More On High School Auctions
I talked a bit the other day about how in high schools, the auction-team is often a coalition of volunteers supporting specific clubs or teams, rather than relying only on the PTA/PTSA/PTO or school foundation. This made coordination an absolute imperative, but it also spreads the work of procurement and ticket sales much more widely - at our HS Auction, each team was limited to procuring two silent auction items and one live auction item (plus unlimited gift cards for the Buy It Now board). How much easier is to to procure two or three items than some unspecified number that can approach 200?

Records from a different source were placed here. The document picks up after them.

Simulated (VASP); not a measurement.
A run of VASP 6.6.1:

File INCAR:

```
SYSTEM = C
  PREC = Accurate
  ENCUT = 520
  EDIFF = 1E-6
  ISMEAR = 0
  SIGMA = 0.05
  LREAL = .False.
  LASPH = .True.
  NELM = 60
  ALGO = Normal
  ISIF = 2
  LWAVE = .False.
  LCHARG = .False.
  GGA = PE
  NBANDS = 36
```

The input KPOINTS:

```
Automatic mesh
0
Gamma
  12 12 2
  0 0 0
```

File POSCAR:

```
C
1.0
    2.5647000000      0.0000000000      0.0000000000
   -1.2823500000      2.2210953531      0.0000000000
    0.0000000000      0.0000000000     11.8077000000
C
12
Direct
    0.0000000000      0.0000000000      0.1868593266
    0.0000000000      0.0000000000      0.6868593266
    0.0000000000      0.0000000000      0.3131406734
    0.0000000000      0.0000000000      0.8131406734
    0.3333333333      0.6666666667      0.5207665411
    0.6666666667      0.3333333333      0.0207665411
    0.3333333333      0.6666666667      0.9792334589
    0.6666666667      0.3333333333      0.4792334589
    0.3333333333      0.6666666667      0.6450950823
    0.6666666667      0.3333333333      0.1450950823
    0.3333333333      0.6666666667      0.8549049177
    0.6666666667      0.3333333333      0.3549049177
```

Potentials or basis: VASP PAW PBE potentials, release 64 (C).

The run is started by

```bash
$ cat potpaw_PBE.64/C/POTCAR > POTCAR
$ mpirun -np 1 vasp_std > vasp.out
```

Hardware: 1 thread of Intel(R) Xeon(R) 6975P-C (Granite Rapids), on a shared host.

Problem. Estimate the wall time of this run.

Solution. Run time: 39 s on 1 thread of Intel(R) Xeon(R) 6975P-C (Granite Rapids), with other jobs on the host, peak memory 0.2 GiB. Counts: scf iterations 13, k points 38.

What’s really interesting is that this fragmentation is not as prominent when it comes to guest activity. I expected more of this, but really, the guests bid on whatever they wanted to buy, regardless of which club or team procured it (and thus benefited from its sale).
The one place where the chair explicitly prompted people to fly the flag of their favorite club or team was with a game we played right before the live auction, called “Winner Takes All”. There was an index card on each table, and the people at the tables were encouraged to pass it around and write down:
- Their Name
- Their Bid Number
- An Amount
- A Club or Team
If a guest did all of this, they were committing to donate that amount as part of this game. The twist? Whichever club or team was responsible for the highest total donation amount received ALL of the money raised in this game. Hence the name, “Winner Takes All”.
There are few things that happen as part of a fundraising auction that I haven’t seen before - this was the first one in a while. And it worked pretty well - at check-out I was expecting a lot of confusion from the guests, but the chair had done an excellent job of explaining it, and there was very little complaining. About half the guests put in a bid, the bids ranged from $10 to $725, and it raised a little over $6,000.